Dear and Beloved brother, Islam guides that the sacred institution of marriage is not a simple union between just the two people who marry each other, but this sacred union of marriage effects and enjoins at least two families. Therefore, Islam has guided that neither should the believers marry someone without their parents consent, nor the parents should marry their children without their childrens approval.
Sahih Al-Bukhari Hadith 7.27 Narrated by Abu Huraira
The Prophet (saws) said, "A woman is married for four things, i.e., her wealth, her family status, her beauty and her religion. So you should marry the religious woman (otherwise) you will be a loser."
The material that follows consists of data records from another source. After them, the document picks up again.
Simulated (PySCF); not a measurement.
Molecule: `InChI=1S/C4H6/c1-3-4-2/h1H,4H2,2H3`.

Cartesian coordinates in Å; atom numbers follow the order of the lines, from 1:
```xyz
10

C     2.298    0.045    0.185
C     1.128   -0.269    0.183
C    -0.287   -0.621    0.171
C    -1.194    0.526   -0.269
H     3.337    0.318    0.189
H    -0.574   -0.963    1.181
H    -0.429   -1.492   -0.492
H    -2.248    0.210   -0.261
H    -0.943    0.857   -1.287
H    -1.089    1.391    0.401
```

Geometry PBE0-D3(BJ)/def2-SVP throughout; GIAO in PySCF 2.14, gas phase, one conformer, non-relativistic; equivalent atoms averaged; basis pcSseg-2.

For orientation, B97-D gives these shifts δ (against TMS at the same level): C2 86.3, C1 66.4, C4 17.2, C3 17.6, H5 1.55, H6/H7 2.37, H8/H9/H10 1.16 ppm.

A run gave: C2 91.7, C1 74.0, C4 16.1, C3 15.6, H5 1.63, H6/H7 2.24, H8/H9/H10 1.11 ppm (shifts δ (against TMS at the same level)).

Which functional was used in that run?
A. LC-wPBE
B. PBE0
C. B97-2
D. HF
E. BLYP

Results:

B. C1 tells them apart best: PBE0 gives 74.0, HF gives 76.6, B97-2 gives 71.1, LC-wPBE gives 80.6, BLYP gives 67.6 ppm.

Ref Objection no 11. They say I should do what they say to please them.
From the list of the various objections listed by your parents, it is obvious that they do not approve of your choice in marriage. Although all the other objections are immaterial and can be overlooked, the one objection (no. 11 quoted above) that they have raised has merit, and it would be your obligatory duty as a believer, who sincerely fears Allah and the Last Day, to obey them and in the process earn huge rewards from Allah Subhanah for following His Commands.
Allah says in the Holy Quran Chapter 17 Surah Bani Israel verses 23-24: Your Lord has enjoined the following: You should not worship anyone but Him Alone! Treat your parents with great kindness; if either or both of them attain old age, do not even say uff to them; nor rebuke them; but speak to them kind words. Treat them with extreme humility and tenderness, and pray, O our Lord, be merciful to them, just as they brought me up with kindness and affection in my childhood.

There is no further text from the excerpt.